During the design and construction of a new bridge the level of safety is not explicitly considered. Experience shows that the actual level of safety recommended by design codes is more than sufficient. With new construction, an optimisation of the quantity of material in relation to the margin of safety is not economically justifiable. However, with the evaluation of an existing bridge an optimal intervention in terms of the relation between the cost and adequate reliability must be found. The distinction between a large or small intervention is often clear. Structural interventions can be limited, even avoided, if an evaluation is done using the most advanced methods; the approach proposed in this project.
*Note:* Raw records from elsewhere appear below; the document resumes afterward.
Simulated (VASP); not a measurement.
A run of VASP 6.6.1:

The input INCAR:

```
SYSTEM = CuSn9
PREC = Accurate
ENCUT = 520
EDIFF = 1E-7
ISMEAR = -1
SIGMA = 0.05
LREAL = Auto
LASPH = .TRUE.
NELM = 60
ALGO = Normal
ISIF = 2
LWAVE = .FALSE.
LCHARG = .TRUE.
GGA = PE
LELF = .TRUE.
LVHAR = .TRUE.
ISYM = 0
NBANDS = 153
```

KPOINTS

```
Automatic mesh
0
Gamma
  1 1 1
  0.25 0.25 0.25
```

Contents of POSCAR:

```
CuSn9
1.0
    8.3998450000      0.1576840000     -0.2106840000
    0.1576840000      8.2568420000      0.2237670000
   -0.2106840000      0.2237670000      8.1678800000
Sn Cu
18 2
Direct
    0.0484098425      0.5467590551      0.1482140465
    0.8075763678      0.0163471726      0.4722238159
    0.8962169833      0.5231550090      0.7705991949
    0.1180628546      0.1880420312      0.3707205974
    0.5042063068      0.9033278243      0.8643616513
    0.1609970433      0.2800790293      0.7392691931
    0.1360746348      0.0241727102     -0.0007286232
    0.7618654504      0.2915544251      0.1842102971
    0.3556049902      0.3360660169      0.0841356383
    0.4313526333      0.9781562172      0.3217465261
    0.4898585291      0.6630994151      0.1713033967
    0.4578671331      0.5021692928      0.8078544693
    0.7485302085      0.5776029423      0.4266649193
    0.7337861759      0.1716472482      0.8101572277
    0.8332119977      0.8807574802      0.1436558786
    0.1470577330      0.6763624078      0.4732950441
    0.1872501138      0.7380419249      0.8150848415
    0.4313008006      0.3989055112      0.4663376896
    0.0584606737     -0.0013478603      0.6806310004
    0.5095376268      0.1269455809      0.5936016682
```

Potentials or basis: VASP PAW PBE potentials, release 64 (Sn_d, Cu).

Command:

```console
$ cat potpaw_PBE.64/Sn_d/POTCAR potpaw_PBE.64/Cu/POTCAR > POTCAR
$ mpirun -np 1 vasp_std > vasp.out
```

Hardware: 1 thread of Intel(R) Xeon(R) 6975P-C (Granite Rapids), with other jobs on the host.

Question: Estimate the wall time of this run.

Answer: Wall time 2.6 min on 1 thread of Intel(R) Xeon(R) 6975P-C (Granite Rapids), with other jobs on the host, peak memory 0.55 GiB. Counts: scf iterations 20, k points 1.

The goal of this research is to establish a methodology to define the optimal intervention for an existing bridge. The basic idea is to develop an approach that considers the relationship between the cost of bridge maintenance for a given bridge and the benefits of improvement from the point of view of performance (structural safety, serviceability, life expectancy). We consider in this case the target reliability that varies as a function of the particular situation of each structure. The approach, however, must also take into consideration a certain minimal reliability with respect to failure and public safety for all structures.
To attain this goal, the research is focused on three key concepts;
- an integrated approach in which all limit states and all situations of risk are considered in a uniform way,
- the probabilistic modelling of the costs and benefits of the interventions.
- the evolution of the condition state of a structure.
- Indentification of hazard scenarios.
- Definition of the consequences of a given hazard scenario with respect to damage and the economic importance of the bridge.
- Selection of the target safety level as a function of the magnitude of these consequences.
Determined level of safety for the evaluation of existing highway bridges.
Attached final report concludes with a concise practical guide to the selection of target safety level and a number of examples for road bridges.
It has been discovered that 40% of bridge accidents occur during construction, mainly due to human error and there is no need to cover this hazard when evaluating an existing bridge.